Let’s check we have Python, where it lives, and which version we have:

123456@test-python-pod:/$ which python
/usr/local/bin/python
123456@test-python-pod:/$ python -V
Python 3.11.10

Perfect! Let’s check what packages this image with:

123456@test-python-pod:/$ pip list
WARNING: The directory '/.cache/pip' or its parent directory is not owned or is not writable by the current user. The cache has been disabled. Check the permissions and owner of that directory. If executing pip with sudo, you should use sudo's -H flag.
Package    Version
---------- -------
pip        24.0
setuptools 65.5.1
wheel      0.44.0

Pretty plain. We can try to install a package, like pip install requests, but it will return an error like ERROR: Could not install packages due to an OSError: [Errno 13] Permission denied: '/.local'. You can try including the flag --no-cache-dir but you’ll get the same error. Because you don’t have root privileges in the container, there is no way to fix this problem.

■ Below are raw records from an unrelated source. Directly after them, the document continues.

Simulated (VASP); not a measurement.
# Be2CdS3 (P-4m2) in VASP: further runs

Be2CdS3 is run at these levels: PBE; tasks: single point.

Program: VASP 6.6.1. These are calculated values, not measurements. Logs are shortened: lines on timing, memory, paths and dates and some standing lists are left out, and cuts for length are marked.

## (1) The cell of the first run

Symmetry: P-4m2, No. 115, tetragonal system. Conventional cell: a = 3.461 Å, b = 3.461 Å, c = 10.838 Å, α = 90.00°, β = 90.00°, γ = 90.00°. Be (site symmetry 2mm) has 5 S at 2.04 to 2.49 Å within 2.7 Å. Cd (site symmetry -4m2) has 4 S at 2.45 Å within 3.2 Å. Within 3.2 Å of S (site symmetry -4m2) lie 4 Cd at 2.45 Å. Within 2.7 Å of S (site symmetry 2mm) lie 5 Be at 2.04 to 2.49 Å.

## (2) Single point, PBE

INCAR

So, if you can find a Python image that fits the bill (and there are many! For pytorch, for conda, and many others), then you’ll need to pursue another option.

Next we’ll discuss an option using a PV. If you don’t have a PV or don’t wanna, your next option is to create your own custom image.

Installing Conda in our Persistent Directory

Below is an example manifest that pulls a base NVIDIA/CUDA image, attaches a PVC, and then installs Miniconda in the PVC.

This example is from an older version of this tutorial and may no longer work.

Most of this is code you’ve seen before - but there are a few notable differences. First, we aren’t explicitly requesting resources, as we don’t really care what we get here - anything from 1 CPU up will work. Second, we’re both loading our base image (the NVIDIA base), and also installing things within that base image - in this case, the wget tool using apt-get. This is because wget doesn’t exist on our base image, and we need it to install conda (note we also have to defined a keyserver here - this is because of some unique issues related to the NVIDIA image, and would not be common to all cases). Finally, and most importantly, we download and install conda to the path we specify with an environmental variable. If this path is on your persistent volume, then it will stay installed between sessions.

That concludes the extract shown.